Q. Is there a definition of ‘owner-occupied’ in Illinois for co-ops? The issue is whether a mom and dad could purchase a unit in our co-op for their son or daughter who would be living in the unit alone. Or could a son/daughter purchase a unit for their parents who also would be living alone in the unit? Or does the language of owner-occupied mean that at least one person occupying the unit must also be on the stock certificate and proprietary lease?
A. “In Illinois, many, if not most, co-ops are stock co-ops,” says Mark R. Rosenbaum, principal at law firm Fischel & Kahn, Ltd. in Chicago. “That is, a person owns shares in the corporation, which owns the building (the co-op), and as a result of owning those shares, the person gets the right to be a tenant under a proprietary lease for a particular apartment in the building which lease lasts as long as the person owns the shares (barring default under the lease, like for nonpayment of rent). All proprietary leases in a co-op are (or should be) identical in their terms and provisions other than the amount of rent to be paid for a given apartment.

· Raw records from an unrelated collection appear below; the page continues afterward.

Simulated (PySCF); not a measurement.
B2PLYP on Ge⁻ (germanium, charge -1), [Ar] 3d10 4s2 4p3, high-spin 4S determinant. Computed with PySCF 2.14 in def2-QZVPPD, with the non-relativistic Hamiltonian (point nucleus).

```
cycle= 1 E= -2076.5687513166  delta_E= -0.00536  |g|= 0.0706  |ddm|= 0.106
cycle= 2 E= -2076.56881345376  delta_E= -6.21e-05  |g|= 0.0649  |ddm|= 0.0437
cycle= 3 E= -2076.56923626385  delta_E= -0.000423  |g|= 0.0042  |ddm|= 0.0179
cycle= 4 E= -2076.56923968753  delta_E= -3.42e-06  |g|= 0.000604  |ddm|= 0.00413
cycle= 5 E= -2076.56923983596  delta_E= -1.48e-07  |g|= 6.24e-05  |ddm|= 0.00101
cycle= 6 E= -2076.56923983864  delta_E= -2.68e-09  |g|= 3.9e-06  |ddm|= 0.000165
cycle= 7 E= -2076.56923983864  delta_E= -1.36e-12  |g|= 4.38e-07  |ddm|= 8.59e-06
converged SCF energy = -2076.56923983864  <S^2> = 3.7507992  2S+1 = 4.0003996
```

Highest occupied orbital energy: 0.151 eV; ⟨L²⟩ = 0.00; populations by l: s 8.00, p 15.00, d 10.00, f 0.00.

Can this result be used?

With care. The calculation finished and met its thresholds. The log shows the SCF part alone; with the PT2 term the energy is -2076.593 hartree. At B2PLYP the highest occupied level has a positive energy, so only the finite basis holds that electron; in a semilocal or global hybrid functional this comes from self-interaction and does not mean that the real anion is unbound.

“Unlike condominiums and common interest communities, Illinois does not have a ‘Co-op Act.’ Co-ops are the subject of very little statutory authority in Illinois, as co-ops. As corporations they are subject to Illinois corporate statutes, and at least the General Not-For-Profit Corporation Act does have some provisions that are directed to co-ops. There are other statutes that affect co-ops. But there is no overarching governing statute for co-ops.
“As a result, co-ops are almost entirely governed by their own documents: articles of incorporation, bylaws, rules, and the terms of the proprietary lease. To answer the question, you would have to look first to those documents.
“There is no statutory definition of ‘owner-occupied’ of which I am aware in the co-op context. Possibly FNMA or FHLMC [(Fannie Mae or Freddie Mac, the leading government-sponsored mortgage providers in the U.S.)] may have such a definition, but any such definition would not be binding on the co-op itself. Technically, the term ‘owner-occupied’ doesn’t apply directly to a co-op. The ‘owner’ owns shares, not real estate. Thus, the owner cannot ‘occupy’ anything. To the extent the apartment is occupied, it is by the shareholder(s) as a tenant, not as an owner. So use of the term ‘owner-occupied’ is not a good fit for a co-op, or its documents. ‘Shareholder-occupied’ would be a more accurate term.
“Still, in the absence of anything to the contrary in the co-op documents, if a person occupying an apartment is not a shareholder in the co-op, then, under the ordinary forms of co-op documents I have seen, that person would not have the right to occupy an apartment, even if a family member.
“That being said: 1. It may be possible for the shareholder(s) to sell or gift a few shares to the family member actually living in the apartment. Any amount of share ownership would be enough to make that person a ‘shareholder’ and thus entitled to occupy the apartment. If sale or gift of less than all the shares is prohibited by the co-op’s documents, I have seen a family member added to the existing share certificate (making that family member a shareholder), with the primary shareholders having a buy-back agreement of some sort upon the death or move-out of the family member; or 2. If the lease (or other documents) allows for subletting, the fact that the subletting family member pays little or no rent to the tenant/shareholder is not usually within the co-op’s control. But the co-op is likely entitled under its documents to either a copy of the sublease, and/or maybe even approval of the subtenant.”